Shopify: Scaling iOS CI with MacStadium & Anka
Shopify is a leading provider of internet infrastructure for commerce, offering trusted tools to start, grow, market, and manage a retail business of any size. Founded in Ottawa, Canada, Shopify has grown from five people in a coffee shop to over 5,000 across the globe.
Providing a platform and services that are engineered for reliability, Shopify strives to deliver a better shopping experience for consumers everywhere. Businesses of all sizes use Shopify, whether they’re selling online, in retail stores, or on-the-go. An important part of the Shopify platform is its iOS app which allows users to run their ecommerce business from their mobile device by processing orders, managing products, tracking sales, running marketing campaigns, and more.
Note: The following case study is abstracted from the Shopify Engineering blog.
Shopify had a growing number of software developers working on its mobile apps which include Shopify, Shopify POS, and Frenzy. As a result, the demand for a scalable and stable build system had been increasing. Shopify’s Developer Acceleration team decided to invest in creating a single unified build system for all continuous integration and delivery (CI/CD) pipelines across the organization, including support for both Android and iOS.
“We want our developers to build and test code in a reliable way, as often as they want,” said Sander Lijbrink, software engineer at Shopify. “Having a CI system makes this effortless; we can deliver new features quickly and with confidence, without sacrificing the stability of our products.”
"We want our developers to build and test code in a reliable way, as often as they want."
The internal Shopify team had built its own CI system, called Shopify Build, based on Buildkite. Initially, Shopify Build only supported Linux environments, and while it worked extremely well for backend and Android projects, it did not support Mac or iOS. The team had separate CI systems for iOS projects, but they wanted to provide their iOS developers with the same benefits as their other developers by integrating iOS into Shopify Build.
“Building infrastructure for iOS comes with its unique set of challenges,” said Lijbrink. “It’s the only piece of infrastructure at Shopify that doesn’t run on top of Linux.” Since most cloud providers don’t provide infrastructure that can run macOS, the Shopify team turned to MacStadium for their Mac build infrastructure.
VMware and Mac Pros
To start, Shopify had a cluster of Mac Pros running ephemeral VMs on top of VMware ESXi. Although it performed well, it became a maintenance burden on the small team. “We relied on tools such as Packer and ovftool, but we built many custom provisioning scripts to build and distribute VMware virtual machines,” said Lijbrink.

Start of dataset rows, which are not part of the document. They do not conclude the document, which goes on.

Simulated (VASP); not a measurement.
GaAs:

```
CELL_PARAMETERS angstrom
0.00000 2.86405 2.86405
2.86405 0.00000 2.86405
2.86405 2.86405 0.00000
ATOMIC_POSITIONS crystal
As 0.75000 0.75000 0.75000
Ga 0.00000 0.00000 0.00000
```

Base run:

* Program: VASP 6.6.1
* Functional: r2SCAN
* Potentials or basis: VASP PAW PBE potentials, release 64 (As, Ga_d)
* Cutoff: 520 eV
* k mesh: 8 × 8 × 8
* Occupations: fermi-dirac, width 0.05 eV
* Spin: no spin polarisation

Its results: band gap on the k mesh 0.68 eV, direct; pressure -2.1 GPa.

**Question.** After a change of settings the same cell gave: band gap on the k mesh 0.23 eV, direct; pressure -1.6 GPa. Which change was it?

In addition to being difficult to maintain, each Mac Pro shared solid-state-based SAN storage. “By the end of 2017, we exceeded the write throughput, degrading build stability and speed for all of our mobile developers,” said Lijbrink. “Due to our write-heavy CI workload, the only solution was to upgrade to a substantially more expensive dedicated storage solution. Dedicated storage would push us a bit farther, but the system would not be horizontally scalable.”
Moving to Anka and Mac mini
Around the same time that the Shopify team was experiencing challenges with their build environment, a new macOS virtualization technology called Anka was released by Veertu. Anka provides a Docker-like command line interface for spinning up lightweight macOS virtual machines, built on top of Apple’s Hypervisor.framework.
Anka has a container registry similar to Docker with push and pull functionality, fast boot times, and easy provisioning provided through a command line interface. With Anka, Shopify could quickly provision a virtual machine with the preferred macOS version, disk, memory, CPU configuration, and Xcode version.
“Our VMWare-based setup was running a small cluster of 12-core Mac Pros in MacStadium,” said Lijbrink. “The Mac Pros provided high bandwidth to the shared storage and ran multiple VMs in parallel. For that reason, they were the only viable choice for a SAN-based setup. However, Anka runs on local storage, and therefore it doesn’t require a SAN.”
After some experimentation, the Shopify team decided that a cluster of i7 Mac minis running Anka was the best solution. In addition, they shifted to dedicated virtual machines per host. “We’re running only one Anka VM per Mac mini, giving us four cores and up to 16 GB memory per build node. Running a single VM also avoids the performance degradation that we found when running multiple VMs on the same host, as they need to share resources.”
Distribution in Different Regions
The Shopify team uses a separate Mac mini as a controller node that provisions an Anka VM with all dependencies such as Xcode, iOS simulators, and Ruby. Anka’s VM image management optimizes disk space usage and data transfer times when pushing and pulling the VMs on the Mac nodes. Since all nodes run Anka independently, the team is able to run their cluster in two MacStadium data centers in parallel. “If a regional outage occurs, we offload builds to just one of the two clusters, giving us extra resiliency,” said Lijbrink.
“We monitor the demand for build nodes and work with MacStadium to scale the number of Mac minis in both data centers,” continued Lijbrink. “It’s easier than managing Macs ourselves, but it’s still a challenge as we can’t scale our cluster dynamically. Our workload is quite spiky, with high load exceeding our capacity at moments during the day. During those moments, our queue time will increase. We expect to add more Mac minis to our cluster as we grow our developer teams to keep our queue times under control.”
“It took us about four months to implement the new infrastructure on top of Anka with a small team,” said Lijbrink. “Building your own CI system requires an investment in engineering time and infrastructure, and at Shopify, we believe it’s worth it for companies that plan to scale while continuing to iterate at a high pace on their iOS apps.”
“By using Anka, we substantially improved the maintainability and scalability of our iOS build infrastructure,” said Lijbrink. “During the day, our team of about 60 iOS developers runs about 350 iOS build jobs per hour. Anka provides superior boot times by reducing the setup time of a build step. Upgrading to new versions of macOS and Xcode is easier than before. We have eliminated shared storage as a single point of failure thereby increasing the reliability of our CI system. It also means the system is horizontally scalable, so we can easily scale with the growth of our engineering team. Finally, the system is easier to use for our developers by being part of Shopify Build, sharing the same interface we use for CI across Shopify.”